Two partially mummified human bodies have been discovered in a cave in the northern state of Chihuahua in Mexico.

Archaeologists from the National Institute of Anthropology and History (INAH) unearthed the two mummies at La Cueva del Gigante, or the Cave of the Giant, located in the Sierra Tarahumara region in North Mexico.

The mummies, believed to be 800 to 1,000 years old, were discovered from a pre-Hispanic cemetery, built before Spanish explorers arrived in the sixteenth century, archaeologists said in a statement on Monday.

According to archaeologists, eight other mummies from the same period were found at the same place in 2010. About 23 more human bodies' remains and skeletons have been discovered from the interior of the cave in the past two years. Most bodies were found in a fetal position, and have evidence that they were deposited in the cave in bulk form.
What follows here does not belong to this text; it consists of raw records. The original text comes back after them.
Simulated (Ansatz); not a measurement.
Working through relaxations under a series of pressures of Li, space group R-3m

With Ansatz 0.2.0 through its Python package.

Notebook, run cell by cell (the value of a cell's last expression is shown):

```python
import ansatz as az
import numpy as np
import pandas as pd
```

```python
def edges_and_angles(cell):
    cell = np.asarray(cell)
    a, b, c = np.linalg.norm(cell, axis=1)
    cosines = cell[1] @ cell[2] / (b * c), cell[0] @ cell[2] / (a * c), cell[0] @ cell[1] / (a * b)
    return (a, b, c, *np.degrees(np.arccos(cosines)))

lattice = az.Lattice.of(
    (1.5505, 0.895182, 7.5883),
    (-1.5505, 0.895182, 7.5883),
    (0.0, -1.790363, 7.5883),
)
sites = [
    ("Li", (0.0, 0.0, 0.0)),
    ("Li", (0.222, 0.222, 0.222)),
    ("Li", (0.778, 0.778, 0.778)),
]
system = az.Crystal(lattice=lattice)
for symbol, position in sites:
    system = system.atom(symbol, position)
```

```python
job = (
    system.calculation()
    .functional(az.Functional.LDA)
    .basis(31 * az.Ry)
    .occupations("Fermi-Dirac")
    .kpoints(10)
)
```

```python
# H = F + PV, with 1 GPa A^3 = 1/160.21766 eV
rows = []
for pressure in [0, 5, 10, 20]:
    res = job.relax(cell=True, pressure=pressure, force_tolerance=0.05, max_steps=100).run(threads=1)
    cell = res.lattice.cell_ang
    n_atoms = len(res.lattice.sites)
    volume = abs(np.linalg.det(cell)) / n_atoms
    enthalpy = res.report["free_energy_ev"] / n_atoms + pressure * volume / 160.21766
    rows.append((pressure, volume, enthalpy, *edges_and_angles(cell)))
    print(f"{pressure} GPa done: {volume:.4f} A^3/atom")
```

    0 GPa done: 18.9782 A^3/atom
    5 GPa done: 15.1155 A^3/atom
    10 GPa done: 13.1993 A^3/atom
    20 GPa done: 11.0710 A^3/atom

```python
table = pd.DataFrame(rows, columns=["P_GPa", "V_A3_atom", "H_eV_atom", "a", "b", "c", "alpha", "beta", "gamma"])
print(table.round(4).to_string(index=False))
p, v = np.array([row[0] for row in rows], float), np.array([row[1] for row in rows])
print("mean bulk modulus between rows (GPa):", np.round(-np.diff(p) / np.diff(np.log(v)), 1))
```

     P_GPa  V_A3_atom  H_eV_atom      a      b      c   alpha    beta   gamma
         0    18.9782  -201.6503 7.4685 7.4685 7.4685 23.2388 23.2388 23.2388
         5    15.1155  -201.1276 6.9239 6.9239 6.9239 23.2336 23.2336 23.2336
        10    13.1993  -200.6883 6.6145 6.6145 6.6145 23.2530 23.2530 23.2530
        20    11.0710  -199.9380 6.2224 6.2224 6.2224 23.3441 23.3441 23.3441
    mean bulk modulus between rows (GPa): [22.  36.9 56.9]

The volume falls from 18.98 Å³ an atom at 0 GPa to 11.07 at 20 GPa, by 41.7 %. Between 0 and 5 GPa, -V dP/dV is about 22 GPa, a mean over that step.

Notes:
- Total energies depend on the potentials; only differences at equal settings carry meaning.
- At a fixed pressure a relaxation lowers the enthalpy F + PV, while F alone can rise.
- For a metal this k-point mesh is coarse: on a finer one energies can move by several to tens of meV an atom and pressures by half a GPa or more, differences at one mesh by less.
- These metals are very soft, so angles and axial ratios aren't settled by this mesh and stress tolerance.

“The individuals were deposited on the floor of the cave and the entrance was blocked by a wall. Over time, dirt, dust and litter were burying human remains. The condition of the cave and dry weather helped preserve the remains, and thus was a natural mummification,” archaeologist Enrique Chacon of INAH, said.

However, the bodies were not left untouched since they were buried, he added.

"There are signs that some were removed at least twice, perhaps by animals. Some bodies are better preserved than others, and some are mummified and others are not."